Polly Strong

Sun-Commercial photo by Jenny McNeece | The original contract of indentured servitude between Polly Strong and a local innkeeper, written more than 200 years ago, is now safe in the Knox County Public Library’s collection at the McGrady Brockman House after county clerk David Shelton found it recently among some other discarded court records. Strong was born into slavery in 1796 in the Northwest Territory. At the age of 10 she was purchased by Hyacinthe Lasselle, a Vincennes resident.

Inside a dusty box with an outdated computer and a random assortment of discarded papers, Knox County Clerk David Shelton found something very much worth keeping.

“This box could have easily ended up in the Dumpster,” he said. “I don’t know what made me look through it.”

After months of sorting and sifting through four buildings and 10 different rooms full of old county records, Shelton found dozens of documents of historical significance, including 18 that pre-date Indiana’s statehood in 1816. 

A few of those tattered, browned pages also shed light on a shameful part of Knox County’s past. 

Of the many historically significant documents found in that box that day, among them are ones thought long lost regarding the infamous case of Polly Strong, a young African American woman living in servitude to prominent community leader and innkeeper Hyacinthe Lasselle.

Strong was born into slavery in 1796 in the Northwest Territory. At the age of 10 she was purchased by Lasselle, a Vincennes resident.

In his sifting and sorting, Shelton found the original contract of indentured servitude between Strong and Lasselle, as well as court documents associated with Strong's attempts to secure her own freedom.

Dated July 16, 1818, the first page of the contract reads: “Polly, called Polly Strong, to Indenture Hyacinthe Laselle of Servitude for 12 years.” 

The handwritten contract, which is still clearly legible, at times claims that Strong was “contented” in her life as a slave to Laselle. 
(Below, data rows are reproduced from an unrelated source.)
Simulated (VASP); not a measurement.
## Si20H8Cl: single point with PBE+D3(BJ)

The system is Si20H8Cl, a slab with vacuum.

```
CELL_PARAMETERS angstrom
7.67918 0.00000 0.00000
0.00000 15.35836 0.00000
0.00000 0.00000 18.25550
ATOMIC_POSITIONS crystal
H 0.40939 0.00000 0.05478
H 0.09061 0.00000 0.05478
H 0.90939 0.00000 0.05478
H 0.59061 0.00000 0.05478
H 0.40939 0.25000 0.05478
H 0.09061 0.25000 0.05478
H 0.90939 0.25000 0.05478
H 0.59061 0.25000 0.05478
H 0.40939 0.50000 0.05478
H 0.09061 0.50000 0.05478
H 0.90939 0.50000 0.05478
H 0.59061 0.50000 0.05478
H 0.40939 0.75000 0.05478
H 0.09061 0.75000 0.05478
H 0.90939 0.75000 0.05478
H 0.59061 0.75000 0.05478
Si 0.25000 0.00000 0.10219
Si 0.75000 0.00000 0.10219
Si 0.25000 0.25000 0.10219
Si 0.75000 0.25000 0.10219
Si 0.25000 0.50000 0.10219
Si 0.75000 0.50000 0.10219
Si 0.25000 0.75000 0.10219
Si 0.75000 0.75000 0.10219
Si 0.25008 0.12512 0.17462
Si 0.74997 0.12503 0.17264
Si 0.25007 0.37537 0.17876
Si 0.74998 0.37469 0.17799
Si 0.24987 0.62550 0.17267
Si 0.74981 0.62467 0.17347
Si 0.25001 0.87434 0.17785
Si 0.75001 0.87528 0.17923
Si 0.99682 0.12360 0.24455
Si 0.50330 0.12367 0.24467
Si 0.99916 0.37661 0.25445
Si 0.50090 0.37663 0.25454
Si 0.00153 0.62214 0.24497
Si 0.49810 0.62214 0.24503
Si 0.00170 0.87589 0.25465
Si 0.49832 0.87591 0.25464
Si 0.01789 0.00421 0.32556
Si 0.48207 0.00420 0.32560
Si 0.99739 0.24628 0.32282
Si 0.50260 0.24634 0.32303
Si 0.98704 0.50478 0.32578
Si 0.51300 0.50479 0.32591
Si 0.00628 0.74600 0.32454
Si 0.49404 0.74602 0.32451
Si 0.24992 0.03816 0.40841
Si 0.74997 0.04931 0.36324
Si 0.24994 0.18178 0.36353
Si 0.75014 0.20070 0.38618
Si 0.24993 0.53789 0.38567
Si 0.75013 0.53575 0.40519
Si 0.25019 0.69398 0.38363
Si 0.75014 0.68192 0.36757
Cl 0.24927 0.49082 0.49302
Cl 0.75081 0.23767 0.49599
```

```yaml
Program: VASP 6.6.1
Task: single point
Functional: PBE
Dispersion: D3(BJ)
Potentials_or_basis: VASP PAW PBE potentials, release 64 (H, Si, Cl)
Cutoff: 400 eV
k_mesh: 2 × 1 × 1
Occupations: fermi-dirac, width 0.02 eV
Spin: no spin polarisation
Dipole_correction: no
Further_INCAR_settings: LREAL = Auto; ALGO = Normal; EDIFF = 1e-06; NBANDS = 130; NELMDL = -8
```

But Strong, who was illiterate, likely signed the indentured servitude contract under duress, as most African American slaves did at that time. 

The Northwest Ordinance outlawed slavery in those territories. But some who moved into the Indiana Territory from slave states sought to get around that prohibition. Contracts of indentured servitude were drawn up as loopholes around the law.

Some documentation indicates Strong was abducted by one of Lasalle’s associates and taken to Illinois until she finally relented and accepted Laselle’s terms of indentured servitude.

As she couldn’t sign her name, Strong simply made an 'X' near the bottom of her contract, with a witness writing next to it “her mark.” 

Strong did indeed make her mark.

She went to the Knox County Circuit Court two years later, in 1820, in pursuit of freedom.

The Indiana Constitution of 1816 prohibited slavery and involuntary servitude. Laselle argued that because Strong’s mother, Jenny, was born into slavery, as was Strong herself, that the constitutional law didn’t apply because the women were living the lives they were born into.

Sadly, the Circuit Court ruled that Strong, as the child of legal slaves, was, therefore, legally enslaved herself.

In the Court’s decision, it was stated that, “In all states where slavery is tolerated and people of color are held as property, this is undeniably the fact … I know of no reason why it should not be the case here.”

Strong, as her name implies, persisted after the Circuit Court loss. She and her attorney, Armory Kinney, appealed to the Indiana Supreme Court, and Strong eventually won her right to freedom in July of 1820. 

Her Indiana Supreme Court case set the new standard of authority on similar habeas corpus cases that would follow in Indiana, including Mary Bateman Clark’s case in Knox County the following year. The State Supreme Court claimed, “slavery can have no existence in Indiana.”

Shelton pointed out that in the case of Polly Strong, Knox County “doesn’t look so good,” but it’s a historical reality and a story worthy of attention.

Shortly after winning her freedom, Strong sued Laselle for $500 (just over $9,000 today). She was denied that amount, but was awarded $25.16 (and 2/3 cent) for owed wages. Today that would be valued at less than $500 in purchasing power. 

As for what became of Polly Strong later in life, it’s unfortunately unclear. Other than a baptismal record at St. Francis Xavier Church from 1819, and a notice in the Vincennes Western Sun in 1824, there is no other record of the brave, trailblazing Strong.

Shelton has given Strong's records — now more than 200 years old — to the Knox County Public Library for preservation and safe keeping.